Proper Properties
When starting with Spark jobs, one of the most common tasks is to understand how to finetune properties.
It is critical to define the right properties for your job, to avoid it to fail, or to take too long, at the same time you don’t want to be too greedy with the resources of your cluster, some might complain!
The problem
When your codebase grows and you need some tools and you write some decent amount of code, you cannot just rely on an editor to edit the code and launch the job from the command line.
You are probably going to use a proper IDE like Eclipse-Scala or IntelliJ and you are used to hit the run key combination to launch your script.
You might find that your properties are not being taken into account.

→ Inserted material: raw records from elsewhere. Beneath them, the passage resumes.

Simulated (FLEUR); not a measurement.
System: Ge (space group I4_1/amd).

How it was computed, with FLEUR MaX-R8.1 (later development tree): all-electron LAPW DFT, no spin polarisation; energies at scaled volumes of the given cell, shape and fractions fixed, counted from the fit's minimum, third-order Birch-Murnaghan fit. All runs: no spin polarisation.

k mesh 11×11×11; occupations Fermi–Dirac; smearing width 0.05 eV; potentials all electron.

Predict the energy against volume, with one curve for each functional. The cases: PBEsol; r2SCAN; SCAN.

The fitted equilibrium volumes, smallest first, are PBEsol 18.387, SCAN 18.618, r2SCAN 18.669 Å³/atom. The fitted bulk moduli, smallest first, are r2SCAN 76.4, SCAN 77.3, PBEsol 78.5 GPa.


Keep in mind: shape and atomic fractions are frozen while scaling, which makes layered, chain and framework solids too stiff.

Order of Property Precedence
You can set some environment variables for standalone execution by using: (e.g. in spark-env.sh
)
SPARK_EXECUTOR_MEMORY=16g
You can also set the spark-defaults.conf
:
spark.executor.memory=16g
But these solutions are hardcoded and pretty much static, and you want to have different parameters for different jobs, however, you might want to set up some defaults.
The best approach is to use spark-submit
:
spark-submit --executor-memory 16G
But your problem comes from changing your variables programmatically.
The problem of defining variables programmatically is that some of them need to be defined at startup time if not precedence rules will take over and your changes after the initiation of the job will be ignored.
The amount of memory per executor is looked up when SparkContext is created.
And
once a SparkConf object is passed to Spark, it is cloned and can no longer be modified by the user. Spark does not support modifying the configuration at runtime.
You need to change the property before the SparkContext
is created, then running your iteration, stopping your SparkContext
and changing your variable to iterate again?
import org.apache.spark.{SparkContext, SparkConf}
val conf = new SparkConf.set("spark.executor.memory", "16g")
val sc = new SparkContext(conf)
...
sc.stop()
val conf2 = new SparkConf().set("spark.executor.memory", "24g")
val sc2 = new SparkContext(conf2)
You can debug your configuration using: sc.getConf.toDebugString
See: Spark Configuration
Any values specified as flags or in the properties file will be passed on to the application and merged with those specified through SparkConf. Properties set directly on the SparkConf take highest precedence, then flags passed to spark-submit or spark-shell, then options in the spark-defaults.conf file.
You’ll need to make sure that your variable is not defined with higher precedence.
You need to understand the precedence order:
- conf/spark-defaults.conf
- –conf or -c - the command-line option used by spark-submit
- SparkConf
Just make sure that your properties are all setup before creating the SparkContext, there are some SparkSQL properties that you can change at run-time, lets discuss that in another post.